[e2e] Port numbers, SRV records or...?

Wed Aug 9 11:34:13 PDT 2006

Keith Moore wrote:
>>> NFS doesn't work this way (so it's kind of a strained example), but
>>>  for a more reasonable file sharing protocol it would make sense to
>>>  have different sets of file systems available for mounting and
>>> access from different ports.  So for example, a default set of file
>>>  systems to be exported to clients might be on default port A, with
>>>  alternate sets of file systems exported on ports B and C.
>>
>> That's a really good example of what NOT to do with ports. Picking a
>>  subset of mount points isn't a service; it's a decision within a
>> service. NFS (correctly) already provides that.
> 
> It's been awhile since I read the specifications but I do not recall
> any facility within NFS that defines sets of exported file systems
> provided by a host - in all of the NFS systems of which I'm aware file
> systems have uniquely named mount points and there is no way for a
> server to export multiple sets of file systems with overlapping mount
> point names between the sets. 

Right. NFS provides mount points. You want sets of mount points. Call
the NFS protocol designers and add that. That's not a transport demux or
protocol choice issue; that's internal to NFS. If it's not there, then
add it there.

> And I disagree with your characterization.  The nice thing about
> grouping several mount points together under one port is that it's very
> easy to change the set of mount points by changing the port.

That's called a "hack". It works, but let's not design our protocols
around them.

...
> Perhaps it would be better if every protocol were explicitly designed to
> support multiple named service instances on a single port, but that
> would be difficult given that different service instances sometimes
> require different processes and different server codes.

Difficult? IMO, it's appropriate and necessary.

> But the wider point is that ports don't really identify protocols -
> fundamentally they're just demultiplexing tokens. 

Not today. Today they're both; we can decouple the two in many ways
which I tried to explain in the ID.

> They can be used for
> multiple purposes, and this is a good thing.  The convention for mapping
> between ports and protocols/services is just that - a convention.

Conventions that are required on both ends of connection are called
protocols ;-)

...
> Agreed that it's a DNS name and agreed that the prefix "www" doesn't
> imply anything semantically (though it's useful for illustrative
> purposes in an example).
> 
> But there is still a subtle distinction between DNS name and service
> name (as I was using the term here), as there are DNS labels and RRsets
> that don't correspond to any AAAA or A record.

Sure, agreed.

>> It only means a web server when a) you connect to it on a well-known
>> port (HTTP the service) b) you issue an HTTP request on that port
> 
> It's not necessarily a web server even then, because HTTP doesn't really
> imply the web.

Right - to most people, HTML does. HTTP is one way to transport HTML,
but we could use FTP for many things (except forms, e.g.).

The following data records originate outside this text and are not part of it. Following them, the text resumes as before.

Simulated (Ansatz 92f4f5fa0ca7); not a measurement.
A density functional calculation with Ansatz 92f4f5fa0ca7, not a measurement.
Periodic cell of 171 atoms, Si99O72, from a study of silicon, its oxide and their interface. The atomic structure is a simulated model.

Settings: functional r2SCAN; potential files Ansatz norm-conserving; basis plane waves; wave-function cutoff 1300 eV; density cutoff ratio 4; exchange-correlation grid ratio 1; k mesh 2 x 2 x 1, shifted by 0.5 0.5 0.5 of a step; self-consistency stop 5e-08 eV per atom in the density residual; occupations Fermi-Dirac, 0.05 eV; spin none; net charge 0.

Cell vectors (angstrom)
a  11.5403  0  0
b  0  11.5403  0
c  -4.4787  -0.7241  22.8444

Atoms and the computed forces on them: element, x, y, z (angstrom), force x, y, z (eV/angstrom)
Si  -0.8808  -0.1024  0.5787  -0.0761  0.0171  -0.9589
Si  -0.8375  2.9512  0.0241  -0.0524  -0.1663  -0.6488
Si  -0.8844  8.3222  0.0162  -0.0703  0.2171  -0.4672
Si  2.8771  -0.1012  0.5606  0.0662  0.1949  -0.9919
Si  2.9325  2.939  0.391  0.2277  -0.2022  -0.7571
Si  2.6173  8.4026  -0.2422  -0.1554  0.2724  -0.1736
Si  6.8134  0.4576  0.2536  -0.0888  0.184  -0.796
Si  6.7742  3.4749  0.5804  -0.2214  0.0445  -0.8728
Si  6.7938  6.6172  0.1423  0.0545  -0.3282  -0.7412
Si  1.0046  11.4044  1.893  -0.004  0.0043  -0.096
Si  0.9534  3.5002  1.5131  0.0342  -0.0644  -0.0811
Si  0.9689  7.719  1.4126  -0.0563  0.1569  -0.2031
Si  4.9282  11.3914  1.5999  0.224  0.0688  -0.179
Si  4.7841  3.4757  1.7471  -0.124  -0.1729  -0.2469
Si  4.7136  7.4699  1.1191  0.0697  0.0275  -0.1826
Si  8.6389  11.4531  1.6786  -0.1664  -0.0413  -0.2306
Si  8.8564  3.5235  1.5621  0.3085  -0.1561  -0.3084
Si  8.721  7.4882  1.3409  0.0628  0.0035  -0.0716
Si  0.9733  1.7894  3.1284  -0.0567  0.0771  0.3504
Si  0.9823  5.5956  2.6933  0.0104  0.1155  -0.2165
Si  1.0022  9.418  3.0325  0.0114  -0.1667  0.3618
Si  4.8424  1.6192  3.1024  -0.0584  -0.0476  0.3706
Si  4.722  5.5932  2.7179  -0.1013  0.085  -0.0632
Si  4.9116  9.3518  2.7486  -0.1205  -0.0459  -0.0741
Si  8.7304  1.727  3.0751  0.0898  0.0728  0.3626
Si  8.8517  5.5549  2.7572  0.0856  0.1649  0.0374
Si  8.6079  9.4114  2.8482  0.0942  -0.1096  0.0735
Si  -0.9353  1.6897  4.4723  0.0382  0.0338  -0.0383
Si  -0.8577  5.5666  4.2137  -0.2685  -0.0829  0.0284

> Nor does port 80.  There are uses of HTTP (as in IP over
> HTTP) that don't resemble anything most people would recognize as the
> web. IMHO, something becomes part of the web when it is linked to from
> the web.  (What's the root of the web?  Mu. :)

The web doesn't need a root, any more than the Internet has one (root IP
address?). The web is any place that reaches the rest of the web - it's
an application layer form of the Internet in that sense.

>> You can layer DNS on top of HTTP if you want, but as far as the port
>> is concerned, you're doing HTTP, period. If you want to do DNS on port
>> 80, you issue DNS requests (native, i.e.) on that port.
> 
> Right, but then you'd be running a different service than providing web
> pages even if you were running HTTP on port 80. 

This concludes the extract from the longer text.